Entropy

As describe earlier, the entropy is computed using the formula \[E=-\sum_{i,j=1}^{n}x_{j}p_{ij}log_{2}\left(p_{ij}\right),\] or, equivalently, by \[E=-\sum_{j=1}^{n}x_{j}\left(\sum_{i=1}^{n}p_{ij}log_{2}\left(p_{ij}\right)\right)=\sum_{j=1}^{n}q_{j}x_{j},\] where \[q_{j}=-\sum_{i=1}^{n}p_{ij}log_{2}\left(p_{ij}\right).\]

For each \(j\epsilon\left\{ 1,\ldots,n\right\} \), the value o \(q_{j}\) depends on the number of links included in the page \(j\). If this web page \(j\) includes \(s_{j}\) links, where \(s_{j}\neq0\), then there will be \(s_{j}\) different possible values for the probabilities \(p_{ij}\), described by \(\frac{1-p}{n}+\frac{p}{s_{j}}\), and more \(\left(n-s_{j}\right)\) possible values given by \(\frac{1-p}{n}\). Hence \[\begin{array}{ccl} q_{j} & = & -s_{j}\left(\frac{1-p}{n}+\frac{p}{s_{j}}\right)log_{2}\left(\frac{1-p}{n}+\frac{p}{s_{j}}\right)-\left(n-s_{j}\right)\frac{1-p}{n}log_{2}\frac{1-p}{n}=\\ & = & -p\left(\frac{s_{j}\left(1-p\right)}{np}+1\right)log_{2}\left(1+\frac{np}{s_{j}\left(1-p\right)}\right)-log_{2}\frac{1-p}{n}=\\ & = & pf\left(\frac{1-p}{np}s_{j}\right)-log_{2}\frac{1-p}{n}, \end{array}\] where \(f(x)=-\left(x+1\right)log_{2}\left(1+\frac{1}{x}\right)\), for \(x>0\). This function \(f\) is strictly increasing, so the larger the number of links, \(s_{j}\), the larger the value of \(q_{j}\). Hence, the largest possible value for \(q_{j}\) is \[Q=-n.\frac{1}{n}log_{2}\frac{1}{n}=log_{2}n,\] reached only when the web page includes links pointing towards each one of the existing pages \(\left(s_{j}=n\right)\), or when it includes no links at all \(\left(s_{j}=0\right)\). For both cases, we easily compute that \(p_{ij}=\frac{1}{n}\) for every \(i\epsilon\left\{ 1,\ldots,n\right\} \).

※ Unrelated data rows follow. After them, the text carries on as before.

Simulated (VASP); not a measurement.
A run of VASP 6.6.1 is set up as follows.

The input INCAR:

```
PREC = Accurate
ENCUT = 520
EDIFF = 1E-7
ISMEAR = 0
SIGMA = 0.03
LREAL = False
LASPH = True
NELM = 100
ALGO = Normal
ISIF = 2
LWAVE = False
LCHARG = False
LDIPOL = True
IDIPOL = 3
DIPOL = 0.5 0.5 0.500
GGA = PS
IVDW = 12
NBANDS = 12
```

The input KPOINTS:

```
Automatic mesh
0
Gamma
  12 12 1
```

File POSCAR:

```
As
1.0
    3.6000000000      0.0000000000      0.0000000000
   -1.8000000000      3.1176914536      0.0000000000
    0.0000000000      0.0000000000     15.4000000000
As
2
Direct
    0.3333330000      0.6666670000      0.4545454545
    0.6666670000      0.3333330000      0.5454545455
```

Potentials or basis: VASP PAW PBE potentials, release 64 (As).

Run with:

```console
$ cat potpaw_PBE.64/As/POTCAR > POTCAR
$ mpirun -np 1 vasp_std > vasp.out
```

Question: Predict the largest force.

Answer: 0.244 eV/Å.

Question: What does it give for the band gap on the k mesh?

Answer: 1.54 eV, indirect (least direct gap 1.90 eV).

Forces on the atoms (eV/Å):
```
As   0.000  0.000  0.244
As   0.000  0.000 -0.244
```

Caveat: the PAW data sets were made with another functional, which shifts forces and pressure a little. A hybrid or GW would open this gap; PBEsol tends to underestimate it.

As what concerns the least possible value for \(q_{j}\), the argument above, implies that it is reached when each page includes exactly one link \(\left(s_{j}=1\right)\). It follows that the \(p_{ij}\) values are all equal to \(\frac{1-p}{n}\), except one, given by \(\frac{1-p}{n}+p\). Hence the lowest value for \(q_{j}\) is \[\begin{array}{ccl} q_{j} & = & -\left(\frac{1-p}{n}+p\right)log_{2}\left(\frac{1-p}{n}+p\right)-\left(n-1\right).\frac{1-p}{n}log_{2}\frac{1-p}{n}=\\ & = & -p\left(\frac{1-p}{np}+1\right)log_{2}\left(1+\frac{np}{1-p}\right)-log_{2}\frac{1-p}{n}. \end{array}\]

Remark that the highest and least values for the coefficients \(q_{j}\), \(Q\) and \(q\) do not depend on the particular web page, that is, for every \(j\epsilon\left\{ 1,\ldots,n\right\}\), we have that \(q\leq q_{j}\leq Q\). It, thus follows that \[\sum_{j=1}^{n}qx_{j}\leq\sum_{j=1}^{n}q_{j}x_{j}\leq\sum_{j=1}^{n}Qx_{j}.\]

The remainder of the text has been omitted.